Daniel Pilch
Daniel Pilch

Reputation: 2257

Uniquifying a list of lists in python

Up until now I have been using this code to uniquify (remove duplicates) from list in python:

my_list = list(set(my_list))

I now have a list of lists, I want to be able to remove duplicates from within the list of lists. For example:

(['possible-duplicate', 'random-data'], ['possible-duplicate', 'random-data'], ['possible-duplicate', 'random-data'])

I want to remove the whole sublist if possible-duplicate is a duplicate.

Can this be done?

Thanks

Upvotes: 1

Views: 159

Answers (2)

tobias_k
tobias_k

Reputation: 82949

Make a dictionary from your data:

data = (['possible-duplicate', '12345'], 
        ['not-a-duplicate', '54321'],
        ['possible-duplicate', '51423'])
data_unique = dict(data)

Result is {'not-a-duplicate': '54321', 'possible-duplicate': '51423'}, or if you prefer a list of tuples, use date_unique.items(), which gives you [('not-a-duplicate', '54321'), ('possible-duplicate', '51423')].

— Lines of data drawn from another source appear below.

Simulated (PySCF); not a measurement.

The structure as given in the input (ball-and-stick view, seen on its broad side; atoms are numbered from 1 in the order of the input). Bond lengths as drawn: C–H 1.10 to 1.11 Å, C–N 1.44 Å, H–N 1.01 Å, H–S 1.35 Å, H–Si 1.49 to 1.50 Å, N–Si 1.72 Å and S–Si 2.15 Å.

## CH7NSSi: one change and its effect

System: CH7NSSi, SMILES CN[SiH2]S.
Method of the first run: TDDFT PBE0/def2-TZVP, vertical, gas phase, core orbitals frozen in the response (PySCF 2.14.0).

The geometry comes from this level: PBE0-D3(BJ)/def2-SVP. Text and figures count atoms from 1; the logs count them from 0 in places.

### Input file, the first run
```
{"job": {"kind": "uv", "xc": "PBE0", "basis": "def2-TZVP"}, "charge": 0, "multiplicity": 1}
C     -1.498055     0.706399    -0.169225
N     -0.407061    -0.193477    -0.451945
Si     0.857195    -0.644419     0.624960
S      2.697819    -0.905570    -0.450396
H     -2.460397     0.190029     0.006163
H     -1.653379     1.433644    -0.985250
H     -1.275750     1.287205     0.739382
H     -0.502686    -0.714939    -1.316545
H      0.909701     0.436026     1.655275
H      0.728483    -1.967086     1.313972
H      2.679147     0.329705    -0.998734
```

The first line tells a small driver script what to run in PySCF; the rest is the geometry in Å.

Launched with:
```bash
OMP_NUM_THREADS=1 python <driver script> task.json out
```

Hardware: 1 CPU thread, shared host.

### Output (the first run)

Or for the more general case, where the sublists have more than two elements, you can use this

data_unique = dict((d[0], d) for d in data)

and then use data_unique.values() to reclaim the "uniquified" list.

Upvotes: 2

roippi
roippi

Reputation: 25974

seen = set()

[sublist for sublist in my_list if sublist[0] not in seen and not seen.add(sublist[0])]

This happens to preserve order as well, which list(set(...)) does not.